HMS COLOSSUS Leading the 2nd Div, Home Fleet, 1911/1912
Oil on board, signed Preston Cribb (LR); undated.
8 x 10 ins (20.2 x 25.40 cms) approx
Price on application
HMS COLOSSUS and her sister HERCULES were both laid down on the same day in July 1909, some three and a half years after HMS DREADNOUGHT by which time the dreadnought concept had been modified considerably. Broadside A arcs had been improved over DREADNOUGHT by staggering the side turrets, breaks in the superstructure enabling the turrets to fire across the ships; the after turrets were superimposed one above the other and cruising turbines had been fitted enabling fuel comsumption at all but maximum power to be reduced, a refinement not incorporated in DREADNOUGHT. The ships were some twenty feet longer and were the first dreadnoughts to be fitted with 21 inch torpedo tubes. Where no improvement was apparent, however, was over the vexed question of the siting of the main spotting top vis a vis the funnels!

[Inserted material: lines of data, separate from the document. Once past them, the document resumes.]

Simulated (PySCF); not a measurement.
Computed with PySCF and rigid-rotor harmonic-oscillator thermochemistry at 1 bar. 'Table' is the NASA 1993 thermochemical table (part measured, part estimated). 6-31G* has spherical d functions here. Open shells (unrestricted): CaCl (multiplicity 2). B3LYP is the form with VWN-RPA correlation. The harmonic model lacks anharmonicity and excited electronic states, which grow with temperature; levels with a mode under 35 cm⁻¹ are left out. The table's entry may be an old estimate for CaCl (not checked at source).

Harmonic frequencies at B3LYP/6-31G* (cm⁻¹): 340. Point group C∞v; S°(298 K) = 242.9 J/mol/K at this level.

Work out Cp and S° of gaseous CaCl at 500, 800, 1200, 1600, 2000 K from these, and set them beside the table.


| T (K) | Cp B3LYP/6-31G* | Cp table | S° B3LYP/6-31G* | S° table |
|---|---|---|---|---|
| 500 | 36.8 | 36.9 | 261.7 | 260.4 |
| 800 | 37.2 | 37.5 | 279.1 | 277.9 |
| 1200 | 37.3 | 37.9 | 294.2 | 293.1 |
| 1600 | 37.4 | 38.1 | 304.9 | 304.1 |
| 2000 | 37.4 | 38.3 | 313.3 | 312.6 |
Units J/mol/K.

Identified as a problem in DREADNOUGHT because the spotting top, perched on the mainmast which was abaft the for'rard funnel, was invariably smoked out by that funnel, the unsatisfactory arrangement, inexplicably, was carried forward into this class. A related issue was that the compass platform was also badly affected by smoke and sulphur fumes if the relative wind was for'rard of the beam and in 1912 this was partially ameliorated by the fore funnel being raised by some 15 feet. But that did not, of course, help the poor spotting top team who now found the emitter of the smoke even closer to them than before the funnel was raised!
Although the painting is undated by Cribb, the heightening of the for'rard funnel was carried out in 1912: both funnels in this painting are of similar height and so COLOSSUS is painted here in her 1911-1912 guise under the command of Captain Dudley de Chair. The ship's Executive Officer, Commander Oliver Backhouse, had - as is still customary - joined the ship when she was still building to enable many of the niggles that arise during this important time to be sorted out. This dating, 1911-1912, is reinforced by the fact that the red funnel bands of the two ships since commissioning in the summer of 1911 (one red on each of COLOSSUS', two red on each of HERCULES'), were removed in 1912. We are looking at a spanking new COLOSSUS who because of that very fact may just be taking a vice-admiral to sea to witness just what this new battleship was all about. The matter of the vice-admiral's flag at the foremast - clearly shown here by the artist - is worth mentioning as during the period from first commissioning until August 1914 and the outbreak of war, COLOSSUS was a private ship, never a flagship. Was the admiral's flag artist's license or was he painting an actual event as hinted at above? And talking of artist's license, Cribb has made the very most of the after stump 'mast' (in reality two boats derricks), shown here to be quite a substantial structure!
So what about the artist's credentials? Preston Cribb (1876-1933) is a little known artist today and his style is somewhat evocative of Cecil King's (1881-1942; see his work on this website). He was born in Portsmouth, subsequently moved to Birmingham and exhibited his work extensively in the first quarter of the the last century at the Royal Academy, the Royal Institute of Oil Painters, the Royal Society of British Artists and the Royal Society of Marine Artists. As far as this painting is concerned Cribb has created a very attractive oil painting: warships which are, apart from that after mast on COLOSSUS, very well observed and painted in pleasing detail in line ahead on a convincing and realistic sea. Despite the fact that he seemed to know his onions it's a pity that so little of his work is to be found today.